NEW YORK (AP) — You've heard the predictions for what happens if the country goes over the ‘‘fiscal cliff’’: The economy will shrink, nervous consumers will stop spending, and the stock market will plunge.
But those doomsday predictions are overblown, some professional investors say.
Even if Congress and the White House can’t reach a deal, the higher taxes and lower government spending that would follow would kick in only gradually. A recession is not guaranteed.
What’s much more important to the stock market, the experts say, are economic fundamentals.
‘‘History has shown that the economy is going to do what the economy is going to do,’’ says Scott Carmack, co-portfolio manager at Leader Capital in Portland, Ore. ‘‘And politics don’t create some sort of disaster.’’
Whatever happens, the ‘‘fiscal cliff’’ — sweeping tax increases and government spending cuts set to take effect Jan. 1 — is going to dominate the headlines and the market for the next week.
The Associated Press posed a few big questions to investing experts.
Q: What’s going to happen in the stock market between now and the budget deadline of Dec. 31?
The market hates uncertainty. If there’s no deal next week, expect stocks to fall.
‘‘We always knew we were going to get some volatility here,’’ Carmack says. ‘‘Depending on leaders in Washington to come to some kind of agreement is like pulling teeth.’’
Besides, there are other incentives for people to pull money out of the market. Some professional investors are selling to lock in gains for the year. Others are selling because investments could be taxed at higher rates next year.
‘‘It’s been a pretty good year in the market,’’ says Peter Tuz, co-manager of the Chase Growth and Chase Mid Cap Growth mutual funds in Charlottesville, Va. The Standard & Poor’s 500 index is up more than 13 percent in 2012.
‘‘People might look at that uncertainty and say, ‘I'm happy with that, and now I'll take some money aside, and sell,'’’ he says.
Q: What about after Jan. 1?
Deal or no deal, many investors don’t expect the effects of the ‘‘fiscal cliff’’ to linger in the stock market for too long. One big reason is that everyone has seen it coming for months.
‘‘We’re not overly concerned,’’ says David Hefty, CEO of Hefty Wealth Partners in Auburn, Ind. ‘‘The thing to keep in mind is that what hurts investors, what hurts the market, are things that are unexpected.’’
He adds: ‘‘Everybody has 2008 burned into their minds. They think the fiscal cliff will be the next 2008 event. A 2008 event is when nobody sees it coming, and everyone is blindsided. Nobody’s going to be blindsided by this.’’
Hefty says he'll watch whether the Federal Reserve continues its policy of pumping money into the economy, and fundamentals like housing and unemployment, to decide how to invest in 2013.
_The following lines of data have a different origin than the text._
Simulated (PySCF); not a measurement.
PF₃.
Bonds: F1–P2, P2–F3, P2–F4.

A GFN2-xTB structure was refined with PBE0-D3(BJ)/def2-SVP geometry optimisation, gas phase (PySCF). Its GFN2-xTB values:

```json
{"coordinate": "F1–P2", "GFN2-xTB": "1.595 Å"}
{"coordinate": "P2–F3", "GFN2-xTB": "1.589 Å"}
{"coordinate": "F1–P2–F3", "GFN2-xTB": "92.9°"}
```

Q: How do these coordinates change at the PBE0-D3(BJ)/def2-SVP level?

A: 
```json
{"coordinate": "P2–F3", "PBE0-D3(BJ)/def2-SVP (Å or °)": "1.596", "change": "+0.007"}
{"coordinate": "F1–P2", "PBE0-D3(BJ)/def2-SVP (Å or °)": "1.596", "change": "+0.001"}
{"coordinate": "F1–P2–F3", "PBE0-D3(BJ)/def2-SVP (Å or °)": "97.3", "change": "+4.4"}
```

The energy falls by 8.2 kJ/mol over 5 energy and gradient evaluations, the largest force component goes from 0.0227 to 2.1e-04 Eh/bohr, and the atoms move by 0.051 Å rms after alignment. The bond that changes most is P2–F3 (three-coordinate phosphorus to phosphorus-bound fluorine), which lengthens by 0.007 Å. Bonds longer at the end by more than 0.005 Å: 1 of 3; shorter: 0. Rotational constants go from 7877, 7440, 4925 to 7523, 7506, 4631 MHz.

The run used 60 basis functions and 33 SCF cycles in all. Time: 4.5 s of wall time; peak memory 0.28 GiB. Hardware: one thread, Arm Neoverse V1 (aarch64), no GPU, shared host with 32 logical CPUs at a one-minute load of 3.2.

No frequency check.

‘‘We’re looking at two key things that matter the most,’’ he says. ‘‘The ‘fiscal cliff’ isn’t one of them.’’
Donald Quigley, the co-manager of the Artio Total Return Bond mutual fund, is more wary of the ‘‘cliff’’ for its political impact than its economic impact. If Republicans and Democrats can’t reach a compromise, he says, the world could take that as a sign that the U.S. government is dysfunctional.
‘‘It basically says, ‘We really don’t have our act together,'’’ Quigley says. ‘‘To have to admit that your country is ungovernable is not the best way to run a country.’’
Q: What if there’s no deal?
The impact of higher taxes and lower government spending would be felt only gradually, and Congress could always repeal them later, which is why many analysts don’t expect panic.
For example, if higher taxes kicked in, workers might get less money in their first few paychecks of the year, and then the government might reach a compromise and refund the money.
‘‘The fiscal cliff is not really a cliff — it’s more like a $600 billion hill that will accrue over the year,’’ Carmack says, referring to the amount of money that could be taken out of the economy from higher taxes and lower spending.
Bob Phillips, managing partner at Spectrum Management Group in Indianapolis, compared the ‘‘fiscal cliff’’ to the Y2K scare.
‘‘The thought was that every computer in the whole world is going to malfunction on Jan. 1, 2000, and it’s going to be a disaster,’’ Phillips says. ‘‘I think this is a similar thing. It’s been built up to this perception that everything will fall apart, and it’s not.’’
Jeffrey Saut, chief investment strategist at Raymond James, says he believes government spending cuts will be ‘‘bullish’’ for stocks because the federal budget will be closer to balance.Continued...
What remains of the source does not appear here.